Savage Cinema: 12 Movie Collection
April 7, 2010
William Grefe, Will Zens, Gus Trikonis,
Starring: Steve Alaimo, Willie Pastrano, Marty Robbins, John Ashley, Ross Hagen, Diane McBain, Chris Warfield, Sally Fraser, Karen Black, Fabian Forte, Dan Haggerty, John Alderman,
The folks at Mill Creek Entertainment have released a box set of 12 exploitation films from the 1960s and 1970s. Some of the films that are part of this eclectic collection include, The Wild Rebels (1967). After Rod Tillman crashes his stock-car during a race, the disillusioned driver sells off his gear (in a slightly awkward and uncomfortable scene), jams with a bar band (busting out a tune that would fit right in with the Stax label), hooks up with some boozy bikers known as Satans Angels, and runs afoul of the police – all in one day! Being a decent guy, Rod accepts their offer to go undercover and infiltrate the biker gang.
Hells on Wheels (1967) is another story focusing on stock-car racing. Marty and Dell are brothers involved in racing. The former drives ‘em while the latter fixes ‘em. Dell resents living in the shadow of his flashier brother and aspires to be a driver himself. There is lots of snazzy footage of cars racing that is quite dynamic for such a low-budget film. Things pick up when an unscrupulous businessman takes advantage of the bitter sibling rivalry and recruits Dell to fix stock-cars for him.

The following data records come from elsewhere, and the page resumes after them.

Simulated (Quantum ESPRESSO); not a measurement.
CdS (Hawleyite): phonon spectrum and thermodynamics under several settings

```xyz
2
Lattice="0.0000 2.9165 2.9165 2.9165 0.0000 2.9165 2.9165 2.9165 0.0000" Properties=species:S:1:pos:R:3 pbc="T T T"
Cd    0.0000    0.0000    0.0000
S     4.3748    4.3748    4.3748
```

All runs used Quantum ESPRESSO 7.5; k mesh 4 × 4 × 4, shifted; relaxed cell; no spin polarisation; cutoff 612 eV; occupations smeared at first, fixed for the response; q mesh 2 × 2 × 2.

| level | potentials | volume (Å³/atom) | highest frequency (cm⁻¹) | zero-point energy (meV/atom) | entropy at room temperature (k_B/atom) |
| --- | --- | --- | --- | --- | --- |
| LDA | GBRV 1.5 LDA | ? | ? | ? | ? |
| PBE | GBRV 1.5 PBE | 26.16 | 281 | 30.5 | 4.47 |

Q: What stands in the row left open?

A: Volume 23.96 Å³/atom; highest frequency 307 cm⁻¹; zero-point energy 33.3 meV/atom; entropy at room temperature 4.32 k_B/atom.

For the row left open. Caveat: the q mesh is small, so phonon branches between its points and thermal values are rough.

The Sidehackers (1969) makes good use of freeze frames over the opening credits a la Sam Peckinpah as it chronicles the exciting world of sidehacking – the racing of dirt bikes with side cars. We get cheesy footage of a racer and his girlfriend frolicking in a field in slow motion. There is also plenty of exciting footage of bikes racing around a dirt track with their off-track exploits wedged between them. This mainly involves drinking beer and hanging with their buddies.
Less interesting is the horror film Dangerous Charter (1962) which involves three fishermen trying to make ends meet. During a fishing trip, they come across a mysterious ship floating out in the water. It seems to have been abandoned. What happened? Where did they go? Who cares?
Mixing things up a little is Little Laura and Big John (1973), which depicts the exploits of Florida-based criminal John Ashley and his girlfriend Laura (played by Karen Black) in the 1920s. They were friends as kids and she dreamed of being rich. They grew up and their friendship blossomed into something deeper. After accidentally killing someone and then trying to dispose of the body, John eludes the cops by hiding in the Everglades. For a period film it mystifies with its choices for music, a recurring funk instrumental that comes right out of the blue. It would be a ballsy, radical move if the film wasn’t so clumsily made.
Perhaps the most interesting film in this set is Pink Angels (1971) – here’s a concept we don’t get enough of: gay, cross-dressing biker gangs. The film begins with a surreal prologue and just gets stranger from there as if everyone responsible for it dropped acid while making it. You can see what they were shooting for: a transvestite version of Easy Rider (1969). Like Dennis Hopper’s film, there are plenty of musical interludes but with music by no one you’ve ever heard of before. This is one of those offbeat exploitation films that could only have come out of the 1970s. This has to be the most fey bunch of bikers ever put on film but also a lot of fun to watch. What a strange film!